In addition, Jonathan complained about the alteration of section 14
of the constitution, which new section 58 removes the power of the
President to withhold his assent to bills passed by the National
Assembly.
This was also as the President objected to the alteration of section
21 of the constitution, which seeks to limit the period when expenditure
can be authorised in default of appropriation from the six months
provided in the constitution to three months.
The President also faulted the insertion of section 84A-84F, which
creates the new office of Accountant General of the Federation, distinct
from the Accountant General of the Federal Government.
Furthermore, Jonathan frowned at the insertion of new sections
174-174H; section 195 and sections 211A-211H, which encapsulate
wide-range provisions that seek to separate the Office of Attorney
General of the Federation from the Minister of Justice and the Attorney
General from the Commissioner for Justice in the respective states of
the Federation.
In withholding his assent to the proposed amendments, the President
said: “In view of the foregoing and the absence of credible evidence
that the Act satisfied the strict requirements of section 9(3) of the
1999 constitution, it will be unconstitutional for me to assent to the
constitution of the Federal Republic of Nigeria (fourth amendment) Act
2015, I therefore withhold my assent and accordingly remit it to the
senate of the Federal Republic of Nigeria.”
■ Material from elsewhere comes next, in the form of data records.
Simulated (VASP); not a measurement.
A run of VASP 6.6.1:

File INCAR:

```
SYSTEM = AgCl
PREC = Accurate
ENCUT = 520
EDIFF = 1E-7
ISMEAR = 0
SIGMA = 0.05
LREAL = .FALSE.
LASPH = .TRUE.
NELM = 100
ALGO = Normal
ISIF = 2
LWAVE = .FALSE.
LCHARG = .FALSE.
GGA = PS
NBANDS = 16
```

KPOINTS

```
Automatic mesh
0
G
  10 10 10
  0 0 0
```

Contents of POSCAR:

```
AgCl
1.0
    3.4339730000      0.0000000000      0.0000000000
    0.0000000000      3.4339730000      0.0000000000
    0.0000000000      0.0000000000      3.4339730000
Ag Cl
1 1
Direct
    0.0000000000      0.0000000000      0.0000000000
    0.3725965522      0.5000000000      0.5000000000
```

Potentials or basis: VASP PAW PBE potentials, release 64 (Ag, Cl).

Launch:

Shortly after the Senate President, David Mark had read the letter
from President Jonathan, Senator Sadiq Yar’Adua (Katsina Central) rising
under order 42 of the senate standing order (matter of urgent public
importance), proposed that in view of the serious issues raised by the
President in the letter, the senate should devote special session to
debate the matter.
Ruling on the motion, Mark agreed with the lawmaker that the letter
from the President was not an ordinary one, and that it was based on
that, that the senate committee on constitution amendment had been
mandated to meet over the issue.
He assured that if the committee was through with the issue, it would
be brought before the entire senate for further discussions.